# nitrated out of control!



## CJ Fish (May 3, 2013)

i bought a 75g tank and fluval fx5 canister off a guy on cl. when i set it up i used all sand from my other tank still wet and seeded and fluval was as well. i put 6 peacocks in there 2 med size 4 juvis which was about the size of his bioload. everything was fine for a few weeks when i decided to break down the filter to check what ws in the canister. he has some really junky products so over a period of maybe 2 months i replaced all 3 sections one at a time. top is prefilter and mid and bottom are biomax. since then ammonia and nitrites read 0 as hey always did but my nitrates have been going up at a rediculous rate. as in when i nticed them at .80 i did 50% water change for te next few days. every day i do 50% and in 24hrs its at .80ppm. im not a beginner and have never had this kind of issue. i do not overfeed and have a very small bioload for fluval fx5 in 75g tank. i kno tests are working fine as other tanks read correctly at .10-.20ppm nitrates. again im not new so please dont explain the nitrogen cycle. i did replace the old media in fluval but waited til it was seeded and did it over time and never messed with sand or rocks. no mini cycle happened only thing i put in water is prime cuz i think its the best! there is no dead fish or plants in tank nothing is rotting. what could be causing the nitrate spike daily?


----------



## cichlid-gal (Apr 27, 2012)

You mention replacement of the media in the bucket sections of the canister over a 2 month period, that sounds like you did that right. How have you cleaned and managed the sponges that surround the media baskets? When did you clean them, how often, how much? Also, have your removed all your decorations to give your sand a good look over...possibly a pocket of waste has developed somewhere that is a contributing factor.

I would recommend continuing the water changes and treating with dechlorinator as recommended for nitrate spikes, removing your decorations and cleaning the sand thoroughly including making sure no pockets have formed anywhere, and cleaning the sponges in your FX5 if you have not done that already.

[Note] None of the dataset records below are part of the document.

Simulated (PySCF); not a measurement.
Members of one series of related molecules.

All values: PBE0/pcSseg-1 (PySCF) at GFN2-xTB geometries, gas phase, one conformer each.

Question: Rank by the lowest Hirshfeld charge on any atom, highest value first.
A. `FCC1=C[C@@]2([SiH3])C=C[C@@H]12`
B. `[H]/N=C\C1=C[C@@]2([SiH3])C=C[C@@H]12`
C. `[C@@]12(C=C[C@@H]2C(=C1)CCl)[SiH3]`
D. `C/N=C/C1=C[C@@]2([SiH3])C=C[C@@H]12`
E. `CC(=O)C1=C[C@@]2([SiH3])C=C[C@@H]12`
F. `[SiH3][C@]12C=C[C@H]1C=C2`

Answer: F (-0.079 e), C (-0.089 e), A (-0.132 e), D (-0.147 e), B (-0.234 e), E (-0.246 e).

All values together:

Hope that helps and that you find the culprit...good luck


----------



## CJ Fish (May 3, 2013)

sponges only cleaned once in tank water. sand should be fine only about 1/2 inch ill check to see if waste buildup i kno its common as there always is but that has never caused any spike like what im experiencing. thank for the response though.


----------



## GTZ (Apr 21, 2010)

I assume you mean 80ppm and not .80ppm nitrate. Test your tap water for nitrate. Otherwise, you're seeing excessive nitrate levels due to high organic breakdown either in the tank or in the filter, or a high bioload as compared to your water change schedule. It doesn't just appear for any other reason.


----------



## b3w4r3 (Dec 14, 2012)

In situations like this the test kit is always suspect. You say other tanks read at 10 to 20ppm nitrate, but how long ago was that? Do you have other tanks you are using the same kit on currently? I think it's not possible for an fx5 to produce 40ppm of nitrate in 24 hours as you are experiencing.


----------



## CJ Fish (May 3, 2013)

i kno this forum is old bit it was the test kit all along. hope this helps someone experiencing a similar problem. check the test kit even the api master kit goes bad..


----------



## GTZ (Apr 21, 2010)

Wow, kudos for coming back to let us know!


----------